Dubai: massive projects wind down, immigrants return home
Dubai (AsiaNews/Agencies) - More than 50% of the construction projects in Dubai face delays, or even cancellation. Residential and commercial buildings expected to be completed between last year and 2012 are being hit by the global crisis. The Dubai Economic Council has announced funding of 50 billion dirham (more than 10 billion euros) to inject liquidity into the market, suffering from the flight of foreign capital. Although the country does not foresee a collapse like those being seen in other economies around the world, it is not expecting an easy 2009.
The first to pay the price are foreign workers, at every level. Those who lose their jobs automatically lose their visas as well, and have 30 days to find a new job, or leave the country. Debts and missed payments are punishable with imprisonment, and this is contributing to panic among the immigrant workers.
At the airports, it has become commonplace to see hundreds of cars abandoned in the parking lots, with keys still in the ignition and credit cards scattered on the seats. They are the cars of middle and high-level workers who have lost their jobs, and are fleeing the country to avoid legal problems.
The hundreds of blue-collar workers, especially the construction workers employed in massive construction projects, are in the same situation as the immigrants employed in offices and commercial activities. For them, who earn an average of 900 dirham a month (a little less than 200 euros), it is more difficult to return home, and many of them have nothing but poverty to look forward to there.
Every day, dozens of people leave the camps where the construction workers in Dubai live. It is estimated that in 2009, at least 45% of foreign workers in the industry will lose their jobs. Hayri Taban, assistant camp boss at the Bin Belaila Baytur labor camp, which hosts about 5,300 people, says that between 50 and 70 workers are returning home each day. "Many companies are closing their business, two out five projects have already been cancelled and we have already sent 1,300 laborers home since last month."

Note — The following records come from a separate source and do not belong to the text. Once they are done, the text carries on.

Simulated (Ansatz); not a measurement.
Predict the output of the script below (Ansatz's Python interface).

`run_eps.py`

The Bin Belaila Baytur labor camp also hosts the personnel employed in the construction of the Burj Dubai and Silver towers, the two tallest skyscrapers in the world, a project valued at 122 million dollars. Many of the workers come from India, the country with the highest number of immigrants in the Emirates, where almost 50% of the population is made up of foreign workers.
With the closing of the construction sites and the persistence of the crisis, there are some who are predicting a bona fide exodus in the next few months. According to the newspaper The Hindu, the Indian embassy in the Emirates has reserved 20,000 seats on flights to India over the next month.